Throughout our lives we are told and read stories; a beloved pastime. Children love stories as do adults. Our brains construct meaning through stories and it is primarily through stories that we learn, create understanding, and make connections.
  
I have always loved stories. While I enjoy reading a good novel, I love movies, and especially Broadway shows, because they engage more of my senses in the storytelling.  Add beautiful music with meaningful lyrics to the story and I become entranced in, and moved by, the narrative.

Stephen Sondheim z”l was a master storyteller. He told his stories mostly through incredible, and often, poignant lyrics and music. He often said that writing lyrics was like writing a play. “If a lyric is a one act play then each line is a scene – seven words in a line, so each word is  a speech – if  you are writing a play and something is wrong with the speech, you cut it or change the speech. You have to do it word by word.” He invested that much care and time into his craft.

I became a lifelong fan of Stephen Sondheim after seeing the original production of Sweeney Todd in 1978. No matter the Sondheim musical, he continually amazes me with his uncanny understanding of humanity through relationships, desires, hopes, dreams, and failures. He captures feelings and yearnings in a few poetic lyrics better than many writers can in entire books.
  
He changed the nature of the Broadway musical by taking on serious subjects, exploring the depths of the human spirit and shining a mirror into our own souls. We watched his singing protagonists learn about life, disappointment, hurt and compromise. We learned about love and the fear of being alone. He could be passionate, ambivalent, and reflective all in one song.

I love his works because his music and lyrics touched me deeply and helped me to understand myself in emotional and spiritual ways. He taught us about life and about ourselves.

Here are just a few my favorite lyrics that also demonstrate his insight:

“Careful the things you say,
Children will listen.
Careful the things you do,
Children will see.
And learn.”
– Into the Woods
 
“I chose and my world was shaken, so what? The choice may have been mistaken, the choosing was not.”
– Sunday in the Park with George

“Oh if life were made of moments
Even now and then a bad one–!
But if life were only moments,
Then you’d never know you had one.”
– Into the Woods
 
Stephen Sondheim z”l was a master storyteller for contemporary musical theatre and I honor his memory today through this blog. For me, it is not a huge leap from loving Sondheim musicals to loving our Jewish stories from the Tanakh all the way to modern Jewish literature.
  
Stories told through song or our sacred texts are both powerful ways to make connections between people and ideas. Stories have the power to transmit culture and values that promote a common understanding among people. Stories help us to see and understand the world in a broader and different way beyond our own perceptions. Stories teach and inspire. They make memories of events shared with others. They are how the brain makes meaning of our inner and outer universe.

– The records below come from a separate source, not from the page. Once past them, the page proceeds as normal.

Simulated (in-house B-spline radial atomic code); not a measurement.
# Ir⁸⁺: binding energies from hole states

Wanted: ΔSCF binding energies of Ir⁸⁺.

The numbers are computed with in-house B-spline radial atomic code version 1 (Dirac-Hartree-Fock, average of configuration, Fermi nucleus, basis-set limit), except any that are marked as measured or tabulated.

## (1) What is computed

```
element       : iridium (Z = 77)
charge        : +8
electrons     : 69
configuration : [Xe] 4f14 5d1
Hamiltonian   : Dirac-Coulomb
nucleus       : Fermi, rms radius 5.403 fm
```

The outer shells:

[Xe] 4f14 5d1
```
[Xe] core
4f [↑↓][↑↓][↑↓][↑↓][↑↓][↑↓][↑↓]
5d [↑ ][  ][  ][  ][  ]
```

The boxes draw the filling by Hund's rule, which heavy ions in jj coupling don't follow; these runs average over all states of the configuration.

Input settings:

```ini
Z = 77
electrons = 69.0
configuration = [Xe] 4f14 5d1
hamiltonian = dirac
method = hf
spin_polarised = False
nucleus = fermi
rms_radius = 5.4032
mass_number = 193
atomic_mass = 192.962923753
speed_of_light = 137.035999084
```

May we continue to learn from great storytellers whether religious, ancient, modern, musical, literary, and theatrical. And may all the stories bring us strength, inspiration, empathy, meaning, and value to life!

One final thought about Stephen Sondheim. I particularly loved how he often explored the innermost needs of a person – to be loved and not left alone. He saw the messiness of this intensity to be needed in order to be fully alive, yet, at times, fearful of being too needed. This was reflected in the moving song, “No One is Alone,” from Into the Woods, and perhaps most poignantly, in the song, “Being Alive,” from Company:

Someone to hold you too close
Someone to hurt you too deep
Someone to sit in your chair
And ruin your sleep
And make me aware
Of being alive
Someone to need you too much
Someone to know you too well

Someone to pull you up short
To put you through hell
And give me support
For being alive
Make me alive
Make me alive
Make me confused
Mock me with praise

Let me be used
Vary my days
But alone
Is alone
Not alive
Somebody crowd me with love
Somebody force me to care
Somebody let come through

I’ll always be there
As frightened as you
To help us survive
Being alive
Being alive
Being alive

May we always be needed too much and crowded with love, and may Stephen Sondheim’s z”l memory be for a blessing.